Digital Asset and leading market participants have unveiled plans to launch the Canton Network, the industry’s first privacy-enabled interoperable blockchain network designed for institutional assets and built to responsibly unlock the potential of synchronised financial markets.
Canton Network participants include 3Homes, ASX, BNP Paribas, Broadridge, Capgemini, Cboe Global Markets, Cumberland, Deloitte, Deutsche Börse Group, Digital Asset, The Digital Dollar Project, DRW, Eleox, EquiLend, FinClear, Gambyl, Goldman Sachs, IntellectEU, Liberty City Ventures, Microsoft, Moody’s, Paxos, Right Pedal LendOS, S&P Global, SBI Digital Asset Holdings, Umbrage, Versana, VERT Capital, Xpansiv, and Zinnia.
The Canton Network will provide a decentralised infrastructure that connects independent applications built with Daml, Digital Asset’s smart-contract language. It creates a ‘network of networks’, allowing previously siloed systems in financial markets to interoperate with the appropriate governance, privacy, permissioning and controls required for highly regulated industries. The Canton Network enables financial institutions to experience a safer and reconciliation-free environment where assets, data, and cash can synchronise freely across applications. This creates opportunities for financial institutions to offer new innovative products to their clients while enhancing their efficiency and risk management.

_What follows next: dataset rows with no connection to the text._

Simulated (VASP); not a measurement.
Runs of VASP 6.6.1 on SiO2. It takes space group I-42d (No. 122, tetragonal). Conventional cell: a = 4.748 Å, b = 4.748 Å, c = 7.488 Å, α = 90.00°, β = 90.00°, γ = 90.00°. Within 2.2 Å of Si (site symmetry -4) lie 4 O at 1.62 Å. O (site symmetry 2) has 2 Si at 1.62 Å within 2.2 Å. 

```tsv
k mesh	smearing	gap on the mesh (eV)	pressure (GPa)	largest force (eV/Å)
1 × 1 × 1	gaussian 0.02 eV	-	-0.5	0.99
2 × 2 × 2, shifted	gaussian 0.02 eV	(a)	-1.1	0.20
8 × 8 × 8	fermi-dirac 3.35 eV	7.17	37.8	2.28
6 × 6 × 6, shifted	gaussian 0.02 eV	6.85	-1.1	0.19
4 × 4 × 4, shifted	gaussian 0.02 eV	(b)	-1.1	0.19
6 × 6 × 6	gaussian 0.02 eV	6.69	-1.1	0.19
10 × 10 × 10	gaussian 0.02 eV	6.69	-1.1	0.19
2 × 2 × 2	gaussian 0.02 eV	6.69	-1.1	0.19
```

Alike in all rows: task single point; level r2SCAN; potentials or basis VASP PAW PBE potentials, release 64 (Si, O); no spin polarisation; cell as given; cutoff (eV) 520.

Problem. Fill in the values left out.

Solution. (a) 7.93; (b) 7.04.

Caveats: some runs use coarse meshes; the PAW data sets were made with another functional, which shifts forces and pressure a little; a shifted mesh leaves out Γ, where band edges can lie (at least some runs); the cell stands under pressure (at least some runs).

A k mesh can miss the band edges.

For example, asset registers and cash payment systems are distinct and siloed systems in today’s markets. With the Canton Network, a digital bond and a digital payment can be composed across two separate applications into a single atomic transaction, guaranteeing simultaneous exchange without operational risk. Likewise, a digital asset could be used in a collateralised financial transaction via connection to a repo or leveraged loan application.
Capturing the benefits of public blockchains without the flaws
Until now, smart contract blockchain networks have not achieved meaningful adoption among financial institutions and other enterprises because of three significant shortfalls:
- The lack of privacy and control over data: other chains have shortcomings around privacy that prevent the use of the technology by multiple regulated participants on the same network. There are currently no other blockchains that can offer data protection or control at any layer of its network.
- Other blockchains have had to accept trade-offs between control and interoperability: other chains require operators to forfeit their full control of applications by using a shared pool of validators to gain interoperability.
- Theinability to scale: with applications competing for global network resources and the inherent capacity limitations caused by how public blockchains operate, achieving the scale and performance financial institutions need remains challenging.
The Canton Network removes these obstacles by uniquely balancing the decentralisation of a network with privacy and control essential to operating within a safe and sound regulatory environment. Only the Canton Network enables participants to safeguard permissions, exposure, and interactions across the network, to comply with security, regulatory and legal requirements.
The network can connect innovative blockchain solutions in market today, such as Deutsche Börse Group’s D7 post-trade platform and Goldman Sachs’ GS DAP, while retaining privacy and permissioning. As more Daml-built applications go into production this year and beyond, the number of connections on the Canton Network will grow exponentially. For example, one application’s monthly notional traded exceeds the most active crypto token volumes.
Canton Network participants will begin testing interoperability capabilities across a range of applications and use cases in July.